Stewart

Stewart

Just over two years after Glen Allen Stewart Jr. was charged with the 2012 first-degree murder of 25-year-old Kim Douglas McKoy Jr., a Sampson County jury has found him guilty.

District Attorney Ernie Lee released the information Tuesday, saying the jury had returned a verdict of guilty Monday. Stewart was also found guilty of possession of a firearm by a felon. Superior Court Judge Edwin Wilson of Orange County sentenced the defendant to life without the possibility of parole. In North Carolina, a conviction of first-degree murder carries a mandatory minimum sentence of life without the possibility of parole.

The trial began Dec. 2 in Sampson County Superior Court. The state’s evidence showed that Stewart and McKoy knew each other and sold drugs together. Stewart no longer trusted McKoy and did not know if McKoy was loyal to him.
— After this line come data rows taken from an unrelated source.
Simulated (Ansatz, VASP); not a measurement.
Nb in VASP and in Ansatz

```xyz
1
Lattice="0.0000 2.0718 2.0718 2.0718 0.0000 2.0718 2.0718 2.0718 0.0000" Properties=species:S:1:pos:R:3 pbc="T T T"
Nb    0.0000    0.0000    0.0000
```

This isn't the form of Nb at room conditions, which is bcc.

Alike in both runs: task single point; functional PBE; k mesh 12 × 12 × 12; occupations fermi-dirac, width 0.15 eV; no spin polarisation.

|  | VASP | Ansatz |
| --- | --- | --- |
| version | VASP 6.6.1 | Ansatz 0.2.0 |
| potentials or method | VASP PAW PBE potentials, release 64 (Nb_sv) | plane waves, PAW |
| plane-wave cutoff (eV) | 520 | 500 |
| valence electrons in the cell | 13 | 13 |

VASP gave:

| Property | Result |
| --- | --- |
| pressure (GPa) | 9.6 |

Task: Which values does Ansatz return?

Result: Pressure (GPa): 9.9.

Evidence at trial showed that on July 18, 2012, Stewart went to Dogwood Circle in Clinton where McKoy lived with his girlfriend and children. Calvin Brice was with Stewart and while at Dogwood Circle, they talked to McKoy and another man around 10:30 p.m. The man then watched as McKoy got into Stewart’s car, a burgundy Chevrolet Impala, with Stewart and Brice, and leave Dogwood Circle around 10:50 p.m. McKoy’s girlfriend heard a car leaving and looked out to see the Impala leaving Dogwood Circle. She called McKoy’s phone and asked him where he was going. He told her that he was going to Walmart with Stewart.

The state’s evidence furthered showed that Stewart and Brice arrived at Walmart at 11:57 p.m. McKoy was not with them, and his girlfriend was not able to reach him by phone after this time. McKoy was located on Brewer Road the next morning, July 19, 2012 around 9 a.m. He had been shot multiple times and left on the side of the road.

According to testimony, in 2020, Stewart was in federal prison in South Carolina and began bragging to another inmate that he was a well-known shooter in his home county, and began to talk about how he had picked up a man named Kim at his girlfriend’s house and that he no longer trusted Kim. Stewart told the other inmate that they went for a ride, then Stewart forced Kim out of the car, questioned him, and shot him in the head and chest area on the side of the road.

The inmate testified about Stewart’s statements to him.

McKoy died of multiple gunshot wounds, including two gunshot wounds to the chest, evidence revealed.

The defendant has been previously convicted of possession of a firearm by a felon, assault inflicting serious bodily injury, possession with intent to sell and deliver marijuana, possession of a weapon of mass destruction, attempted breaking and entering of a motor vehicle, resisting an officer, possession with intent to sell and deliver marijuana, possession of drug paraphernalia, resisting an officer, common law robbery, felony possession of stolen goods, unlawful transport of a firearm, and possession of a firearm by a felon.

The Sampson County Sheriff’s Office Criminal investigation Division investigated the case with the assistance of the N.C. State Bureau of Investigation. The office had initially deemed it a “cold case,” but years later announced that new evidence had come to the surface, evidence that led to Stewart’s arrest and now conviction.

“I appreciate the work of the Sampson County Sheriff’s Office under the leadership of Sheriff Jimmy Thornton and the N.C. State Bureau of Investigation,” Lee said in the release. “Assistant District Attorneys Jennifer Barnes and Robert Thigpen prosecuted the case with the assistance of legal assistant Andrea Maggio. The assistant district attorneys and legal assistant did an excellent job in preparing for and trying this case. The defendant was represented by attorney David Gross of Wilmington.”

Lee said Stewart “deserved the sentence of life without the possibility of parole for his violent crimes.

“Kim McKoy was loved by his family and the loss of his life affects them deeply,” Lee said.

Family members were in court each day of the trial in support and memory of the victim.